“TELL THE TRUTH TO SHAME THE DEVIL.”
— James Brown
The season premiere of Next Great Baker has kicked off on TLC, with not one, but two Kentucky contestants, Louisville’s Ashley Holt, and Lexington’s James Brown of Lexington’s Brown’s Bakery (a Cupcake Wars veteran). Spoiler alert: stop reading right now if you don’t want to know the outcome of Episode 1.
During his on screen introduction, Brown told the audience, “We’ve been in operation for a little over five and a half years. The recession really hit us hard…. I don’t want to be the first one to go home. You want to make it at least past first round, and then we’ll go from there.”
Each week begins with a baker’s challenge, and then a cake challenge. Host (cake boss) Buddy Velastro outlined the stakes, “everybody but one is leaving here in a box truck. Ten weeks from now, you’ll get a job offer from me, a hundred thousand dollars…and the title, Next Great Baker.” Only one contestant will wear a white Carlo’s Bakery chef’s coat at the end (they all start out in black).
Their first challenge: a dessert that shows off the contestant’s point of view… then transport it successfully…via public transportation, and then a sprint on foot. After which, Velastro announced, he would only taste five of the entries.

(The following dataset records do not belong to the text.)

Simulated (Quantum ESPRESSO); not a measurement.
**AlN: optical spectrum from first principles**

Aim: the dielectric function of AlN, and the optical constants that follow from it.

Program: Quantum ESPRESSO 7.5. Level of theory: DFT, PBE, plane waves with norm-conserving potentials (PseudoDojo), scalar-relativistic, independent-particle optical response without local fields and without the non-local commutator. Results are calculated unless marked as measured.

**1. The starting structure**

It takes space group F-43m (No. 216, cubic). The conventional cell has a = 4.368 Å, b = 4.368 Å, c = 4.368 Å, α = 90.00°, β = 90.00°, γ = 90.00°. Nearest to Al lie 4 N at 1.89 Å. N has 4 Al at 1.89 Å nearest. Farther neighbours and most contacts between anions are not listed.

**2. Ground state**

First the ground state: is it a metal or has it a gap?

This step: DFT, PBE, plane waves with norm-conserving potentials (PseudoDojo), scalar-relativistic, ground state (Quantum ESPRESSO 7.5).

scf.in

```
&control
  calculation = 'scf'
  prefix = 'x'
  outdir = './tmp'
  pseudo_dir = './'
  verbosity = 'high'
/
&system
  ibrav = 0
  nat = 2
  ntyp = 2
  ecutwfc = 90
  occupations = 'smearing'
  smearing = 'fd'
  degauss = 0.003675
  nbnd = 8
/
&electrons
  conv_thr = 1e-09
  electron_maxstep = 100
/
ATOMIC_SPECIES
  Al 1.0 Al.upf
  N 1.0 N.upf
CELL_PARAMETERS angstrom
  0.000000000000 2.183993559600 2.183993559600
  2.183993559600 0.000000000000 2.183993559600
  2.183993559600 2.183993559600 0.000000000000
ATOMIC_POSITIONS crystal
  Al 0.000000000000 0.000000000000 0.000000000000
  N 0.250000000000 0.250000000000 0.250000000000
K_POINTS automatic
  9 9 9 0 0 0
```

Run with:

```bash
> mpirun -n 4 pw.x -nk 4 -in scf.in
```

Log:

LA’s Emme Tyler opted for cinnamon roll cake. Philly pastry chef Chad Durkin made (the first-round winning) chambord and chocolate ganache torte. Holt (of Louisville) went Kentucky straight out of the gate, a brown sugar and bourbon pie with an oatmeal cookie crust, “familiar but unique.” She earned a “good work, thumbs up,” from Velastro. Miami’s gourmet cupcake store owner Letty Alvarez emerged as the instant villain, a “dictator,” who surprised Vermont candidate Gretel-Ann Fischer with her entry, “seriously, you made bark? You melted chocolate and threw some dried fruit in it and you’re done? Anybody can make bark. Game on sweetheart.” (She did add pistachios. Velastro didn’t taste it.) Fischer’s entry was an apple-cranberry crostata with a cheddar pie dough. Tennessee’s Garrett Wallace debuted with a peanut butter, banana, and bacon fried pie that said, “I like fried stuff.” New Yorker Paul Conti made chunk-a-monk cupcakes (that languished untasted). Jess Reyling’s “blueberry boy bait” and Melissa Payne’s lemon pound cake also didn’t get tasted by Velastro. One look at Jen Kwapinski’s white chocolate brownie and he called it “boring.”
Velastro’s response to Brown’s entry, a bourbon chocolate pecan cupcake, was, “I really like the chocolate cake, but I’m not crazy about your buttercream, to be honest wit’ you.”
Next up, the Elimination Challenge: to design a groom’s cake, that “screams Latin,” for “celebrity” client, Mario Lopez’s upcoming Mexico destination wedding to his fiancee Courtney Mazza.
As the winner, Durden’s advantage was to choose the team he wanted to join, and he picked Team Four: Chad, Emme, James, and Jen. His design was a guitar and sombrero, with a mosaic tile base — adjudicated as “amateurs” by Velastro.
Louisville’s Holt was on the winning team, and as MVP on the team, won the trip to Mexico perk.
Again, Velastro attacked team 4 for “amateur night.” Letty’s team should have been the bottom of the bottom two, but they escaped, leaving one contestant to send home from Team Four.
Quizzed about the blame, the two girls both pinned the failed sombrero on James. But Mr. Brown was having none of that. “Before you start putting your mouth on anybody about the sombrero, I had to bail you out, because of your jacked-up work. You couldn’t perform like the rest of us. I had to re-do parts of the sombrero because you jacked it up. They kept passing you around, so you couldn’t damage things. Admit what you did. Tell the truth to shame the devil.”
And James Brown stays to fight another day.